Not long ago I was searching newspapers local to Mineral Ridge and found an article about Uncle Bill in The Niles Standard, published on Thursday, March 16, 1944. 

     Pvt. William Dray, son of Mr. and Mrs. Lee Dray, 25 Wood, Niles, was seriously wounded in Italy on Feb. 13, according to a War Department telegram received Sunday.  Details are unknown as yet.
     Pvt. Dray took part in the early invasion operations in Africa and had been in action continuously since that time [and] although his parents had been receiving frequent letters from him, they were unaware of his direct participation in battle.
     Dray, 23, had been in service two years.  He took basic training as a member of the Air Force ground crew, at Patterson Field, Dayton, O.  He graduated from Mineral Ridge High School in 1938 and was employed at the Ravenna Arsenal before induction.
     His wife, the former Doris Meinzen, of Mineral Ridge, is in California.

Aunt Dot and Uncle Bill had been married just over two years.  Imagine her alarm and concern at learning the news that he'd been seriously wounded.  And then it must have been astonishing to see that it took a month to receive the news, from the day of his injury on Sunday, February 13, to the arrival of the telegram on Sunday, March 12.  I don't know if Aunt Dot was in California to be with Uncle Bill or for some other reason but I have a vague memory that she went to him as soon as he was in the U.S. again.

Uncle Bill survived, of course.  I remember him from my childhood through young adulthood.  He died of a heart attack on January 28, 1974.  I am aware that there are many World War II veterans who have lived long lives but I continue to believe that military service during war time takes a toll on an individual and soldiers return home different people than they were when they left.  I believe it was so with Uncle Bill, too.


Copyright ©2017 Nancy Messier. All Rights Reserved.

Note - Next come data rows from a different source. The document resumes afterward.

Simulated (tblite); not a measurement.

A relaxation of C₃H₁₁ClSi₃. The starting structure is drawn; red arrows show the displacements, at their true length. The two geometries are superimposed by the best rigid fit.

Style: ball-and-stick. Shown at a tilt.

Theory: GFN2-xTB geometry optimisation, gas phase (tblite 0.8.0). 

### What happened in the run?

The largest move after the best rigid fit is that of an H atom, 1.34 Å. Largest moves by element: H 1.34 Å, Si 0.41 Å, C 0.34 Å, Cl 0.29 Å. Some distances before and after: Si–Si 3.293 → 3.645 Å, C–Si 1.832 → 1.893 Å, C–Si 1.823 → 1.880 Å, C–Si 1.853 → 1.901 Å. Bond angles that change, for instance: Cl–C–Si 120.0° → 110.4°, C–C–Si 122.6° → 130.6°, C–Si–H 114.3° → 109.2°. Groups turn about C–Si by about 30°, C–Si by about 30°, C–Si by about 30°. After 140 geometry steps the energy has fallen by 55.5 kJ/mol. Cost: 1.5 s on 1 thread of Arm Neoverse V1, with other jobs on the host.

  1. Wow, what a story! Imagine if that soldier had not been standing at the right place at the right time to see your uncle move. This story might have a different ending.

    1. It is an amazing story, Wendy. I don't want to imagine another ending: there would be lots of family not here today!

  2. Interesting story which you wrote very well. I am thankful for the brave men like your uncle, for their sacrifice.

    1. Thank you, Debby. I, too, am thankful for men who are willing to sacrifice for the good of our country and the American people.